A range of management theories makes a significant impact on market development and incumbents, such as Clayton Christensen’s disruptive innovation. Elaborated in the middle of the 1990s in response to the rapidly growing change in various fields, the theory explains why well-managed companies fail. In his book called The Innovator’s Dilemma: When New Technologies Cause Great Firms to Fail, Christensen (2016) describes 77 companies with disruptive innovations, including Sony, Linux, Cisco, Southwest Airlines, Toyota, and so on. As defined by the author of the theory, disruptive innovation shapes a new network of values on the market that displaces the existing products. The key features of the mentioned theory are simplicity and convenience, consisting of off-the-shelf components combined into product architecture. Such an approach offers less of what customers want in current markets and, therefore, giant companies often cannot implement them. In other words, disruptive innovation presents a different set of attributes that are praised only in emerging markets and unimportant for the mainstream.
Speaking of the influence of disruptive innovations on incumbents, it is critical to point out that Christensen and Raynor (2003) discuss four important areas. In particular, incumbents tend to enhance along with the trajectory of innovation, focusing on sustaining and growing the contemporary level of success. While the pace of supporting innovation overshoots the demands of customers, incumbents often fail to properly combat disruption due to a paralyzing effect of the latter (Christensen & Raynor 2003). In other words, even when managers have some tools to address disruption, they miss the opportunity to prevent potential threats to a company (see Figure 1 for details).

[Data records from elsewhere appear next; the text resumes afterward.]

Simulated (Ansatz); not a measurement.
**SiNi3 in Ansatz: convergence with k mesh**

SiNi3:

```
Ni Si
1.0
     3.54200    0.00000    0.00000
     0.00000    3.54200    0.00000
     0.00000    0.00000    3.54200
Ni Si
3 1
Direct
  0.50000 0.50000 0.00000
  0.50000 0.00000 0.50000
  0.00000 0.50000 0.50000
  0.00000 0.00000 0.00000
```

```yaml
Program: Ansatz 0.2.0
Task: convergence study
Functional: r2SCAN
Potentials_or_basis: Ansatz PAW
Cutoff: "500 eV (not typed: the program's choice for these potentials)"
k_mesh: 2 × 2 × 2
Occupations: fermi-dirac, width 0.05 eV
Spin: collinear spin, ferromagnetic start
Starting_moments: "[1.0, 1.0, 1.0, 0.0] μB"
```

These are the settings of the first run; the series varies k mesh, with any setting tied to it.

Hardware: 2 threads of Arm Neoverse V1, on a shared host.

The discussion of the theory conducted by King and Baatartogtokh (2015) shows that not all of the above impacts may be noted in cases described by Christensen (2016). For example, 31 percent of specialists interviewed during the study reported that they are skeptical about the actuality of improvement trajectory for incumbents, noting that bazaars, for instance, existed before the emergence of eBay. 78 percent of respondents stated that incumbent companies are unlikely to anticipate customers’ demands (King & Baatartogtokh 2015). These findings illustrate that the disruptive innovation theory is much more complex than it may seem and, therefore, further research is needed to identify its role and impacts with regard to managers.
The effect of disruptive innovation on the market may vary depending on a certain country and specific factors. For example, Wan, Williamson, and Yin (2015) state that the Chinese market provides research and development (R&D) opportunities for disruptive innovations, and the latter also stimulates the former. Guttentag (2015) mentions such a consequence as the emergence of an informal tourism sector that appeared as a result of Airbnb’s business model of providing rentals through the Internet. In general, the main impact results in the fact that old products become uncompetitive since the parameters on the basis of which competition had previously been held lose their value. Due to the factor that disruptive innovations are made by start-ups, not by market-leading companies, the market is likely to experience the influx of new companies and products that cause the market structure change.
To address threats, effective companies and managers should apply several strategies, among which the most important is referring to the introduction of disruptive innovation to new organizations. Instead of combining the existing and innovative technologies, it is better to separate them and create new responsible departments and organizations (Christensen & Raynor 2003). It is also advisable to turn disruptive technologies into commercial products, which will help them in learning useful lessons and adjusting the course of business if required.
Reference List
Christensen, C & Raynor, M 2003, The innovator’s solution: creating and sustaining successful growth, Harvard Business Review Press, Boston.
Christensen, C 2016, The innovator’s dilemma: when new technologies cause great firms to fail, Harvard Business Review Press, Boston.
Guttentag, D 2015, ‘Airbnb: disruptive innovation and the rise of an informal tourism accommodation sector’, Current Issues in Tourism, vol. 18, no. 12, pp. 1192-1217.
King, AA & Baatartogtokh, B 2015, ‘How useful is the theory of disruptive innovation?’, MIT Sloan Management Review, vol. 57, no. 1, pp. 77-90.
Wan, F, Williamson, PJ & Yin, E 2015, ‘Antecedents and implications of disruptive innovation: evidence from China’, Technovation, vol. 39-40, pp. 94-104.